Taiwan presidential frontrunner accuses opposition party of being ‘pro-communist’

TAIPEI (Reuters) – The frontrunner to be Taiwan’s next president accused the main opposition party on Tuesday of betraying the anti-communist ideals of its forefathers and being overtly pro-China, in a stinging attack ahead of next month’s election.

Vice President Lai Ching-te, the ruling Democratic Progressive Party’s (DPP) presidential candidate, said in a second live televised pre-election policy address that while the Kuomintang (KMT) party had once led the fight against China’s communists, its current party leaders “not only don’t oppose the communists, they are pro-communist”.

The Jan. 13 presidential and parliamentary elections are taking place against the backdrop of increased military and political pressure from China to assert its sovereignty claims over democratically governed Taiwan.

China has called Lai a dangerous separatist and portrayed the vote as a choice between war and peace.

“Every time there is an election in Taiwan, China most certainly interferes, hoping to support a pro-China administration,” Lai said as he stood next to KMT’s presidential candidate Hou Yu-ih.

Lai lauded former president Chiang Ching-kuo – son of Taiwan’s postwar strongman ruler Chiang Kai-shek – for his opposition to communism, but added that when China threatens Taiwan, KMT leaders like former president Ma Ying-jeou now criticise Taiwan for provoking China.

“I want all the country’s people to judge: is the KMT worthy of Mr. Ching-kuo?”

China has described the election as an internal Chinese matter and that interference accusations are an effort by the DPP to win votes.

Speaking to reporters after the event, Hou denounced what he said was slander and efforts to paint the party red, the colour of China’s communist party.

The KMT traditionally favours close ties with China but strongly denies being pro-Beijing. Like the DPP, the KMT says that only Taiwan’s people can decide their future.

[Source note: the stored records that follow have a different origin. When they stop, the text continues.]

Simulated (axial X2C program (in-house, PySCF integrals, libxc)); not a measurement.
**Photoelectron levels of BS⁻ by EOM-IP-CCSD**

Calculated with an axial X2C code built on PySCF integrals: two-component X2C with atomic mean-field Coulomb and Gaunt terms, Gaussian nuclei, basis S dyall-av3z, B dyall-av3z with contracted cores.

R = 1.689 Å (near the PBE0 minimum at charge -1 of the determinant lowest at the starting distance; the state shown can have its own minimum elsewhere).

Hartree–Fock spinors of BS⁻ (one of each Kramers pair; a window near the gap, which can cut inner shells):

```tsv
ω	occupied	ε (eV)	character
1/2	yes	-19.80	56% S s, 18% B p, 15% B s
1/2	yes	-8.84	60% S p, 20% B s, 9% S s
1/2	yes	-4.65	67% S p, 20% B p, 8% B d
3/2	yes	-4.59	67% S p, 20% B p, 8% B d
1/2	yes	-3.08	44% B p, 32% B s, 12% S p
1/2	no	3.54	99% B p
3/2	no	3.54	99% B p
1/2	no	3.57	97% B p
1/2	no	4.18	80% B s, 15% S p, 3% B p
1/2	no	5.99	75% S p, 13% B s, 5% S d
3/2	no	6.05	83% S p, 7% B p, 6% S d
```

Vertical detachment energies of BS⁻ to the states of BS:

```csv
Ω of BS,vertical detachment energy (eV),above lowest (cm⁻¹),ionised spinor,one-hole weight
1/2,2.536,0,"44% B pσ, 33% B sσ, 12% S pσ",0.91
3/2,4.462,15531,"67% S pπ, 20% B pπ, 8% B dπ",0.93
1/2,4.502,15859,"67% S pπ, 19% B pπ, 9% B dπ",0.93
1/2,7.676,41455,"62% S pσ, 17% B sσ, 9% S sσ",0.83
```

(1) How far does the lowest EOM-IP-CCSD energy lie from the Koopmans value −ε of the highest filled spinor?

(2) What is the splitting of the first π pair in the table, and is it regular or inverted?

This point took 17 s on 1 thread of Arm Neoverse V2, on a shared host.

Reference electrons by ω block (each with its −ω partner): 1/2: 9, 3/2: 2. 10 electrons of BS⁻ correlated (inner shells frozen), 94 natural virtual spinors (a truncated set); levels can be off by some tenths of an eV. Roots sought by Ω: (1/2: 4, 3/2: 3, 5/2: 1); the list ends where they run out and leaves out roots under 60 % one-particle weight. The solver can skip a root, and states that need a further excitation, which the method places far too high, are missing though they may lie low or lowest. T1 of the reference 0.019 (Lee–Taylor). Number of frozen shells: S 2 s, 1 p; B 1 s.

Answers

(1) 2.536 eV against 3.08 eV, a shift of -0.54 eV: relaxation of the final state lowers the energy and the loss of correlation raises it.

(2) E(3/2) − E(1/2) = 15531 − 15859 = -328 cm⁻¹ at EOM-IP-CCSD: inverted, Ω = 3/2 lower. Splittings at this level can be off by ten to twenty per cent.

“We don’t need to have an election by fabricating slander and painting (us) red, and we don’t need manipulation by ideology,” Hou added.

Polls show Lai in the lead by varying margins though Hou has been closing the gap. The third presidential candidate is former Taipei mayor Ko Wen-je from the small Taiwan People’s Party, but he has trailed in the polls since an attempt to form a joint ticket with the KMT collapsed in acrimony last month.